John Warner Backus

Pragma ericanderton at yahoo.removeme.com
Thu Mar 22 13:53:56 PDT 2007


Sean Kelly wrote:
> Pragma wrote:
>>
>> "Transactions are the only plausible solution to concurrent mutable 
>> statue."
> 
> I'm not sure I agree.  Many of the most common transactional processes 
> work much like mutexes.  In SQL, for example, data affected by a 
> transaction is locked (typically at row, page, or table granularity) in 
> much the same way as obtaining locks on mutexes protecting data. 
> Deadlocks are quite possible, and before the era of automatic deadlock 
> resolution, froze the DB indefinitely.
> 
> The new concept of transactional memory turns this idea on its head by 
> cloning affected data instead of locking it, and mutating the clones. 
> Committing a transaction is therefore accomplished by comparing the 
> original version of all affected data with the current version of the 
> affected data, and if they match, the clones are substituted.  If they 
> don't match however, the entire transaction is rolled back and retried. 
>  The result is that large transactions are slow and require an unbounded 
> amount of memory (because of the cloning), and no guarantee of progress 
> is provided, because success ultimately relies on a race condition.

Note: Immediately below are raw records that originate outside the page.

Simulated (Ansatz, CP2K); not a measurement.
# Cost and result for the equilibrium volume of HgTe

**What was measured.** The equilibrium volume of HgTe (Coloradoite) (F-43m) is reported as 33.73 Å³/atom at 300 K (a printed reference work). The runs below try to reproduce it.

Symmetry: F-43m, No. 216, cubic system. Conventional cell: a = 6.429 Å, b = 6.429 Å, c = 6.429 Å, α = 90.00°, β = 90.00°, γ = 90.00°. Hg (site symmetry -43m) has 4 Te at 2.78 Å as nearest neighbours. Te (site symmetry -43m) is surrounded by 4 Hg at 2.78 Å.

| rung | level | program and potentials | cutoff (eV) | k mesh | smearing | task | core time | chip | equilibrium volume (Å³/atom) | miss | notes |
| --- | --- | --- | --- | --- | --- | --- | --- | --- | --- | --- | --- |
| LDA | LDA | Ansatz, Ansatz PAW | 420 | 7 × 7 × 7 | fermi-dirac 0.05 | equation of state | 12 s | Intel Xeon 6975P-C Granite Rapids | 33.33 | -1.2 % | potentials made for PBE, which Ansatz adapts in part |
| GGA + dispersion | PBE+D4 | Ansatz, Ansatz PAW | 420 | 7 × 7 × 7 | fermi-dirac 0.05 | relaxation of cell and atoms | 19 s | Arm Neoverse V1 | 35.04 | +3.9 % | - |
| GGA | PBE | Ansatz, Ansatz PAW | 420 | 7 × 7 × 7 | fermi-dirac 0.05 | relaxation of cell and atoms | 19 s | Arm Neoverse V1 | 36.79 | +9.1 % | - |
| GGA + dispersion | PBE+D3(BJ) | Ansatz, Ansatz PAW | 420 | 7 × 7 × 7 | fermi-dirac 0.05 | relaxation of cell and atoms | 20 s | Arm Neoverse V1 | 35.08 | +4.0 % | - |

I see what you mean.  These things always seem so much more tranquil on the surface. It seems to me that the only 
positive trade off is for highly parallelizable and/or long-running algorithms, which hardly solves anything.

> 
> That said, there have been proposals to add a transactional memory 
> feature to hardware, and I think this is actually a good idea.  The 
> existing hardware-based solutions are typically limited to updating no 
> more than 4-8 bytes of contiguous data, while transactional memory would 
> allow for additional flexibility.  I've seen implementations of 
> lock-free binary trees based on this concept, and I'm not aware of 
> anything comparable without it.  Progress guarantees are less of an 
> issue as well because hardware-level transactions will typically be very 
> small.

Neat! Seeing as how the industry is moving towards more and more processor cores, I suppose it follows that we'll 
eventually see additional hardware support to make it less unwieldy as well.  I'm eager to see stuff like this happen.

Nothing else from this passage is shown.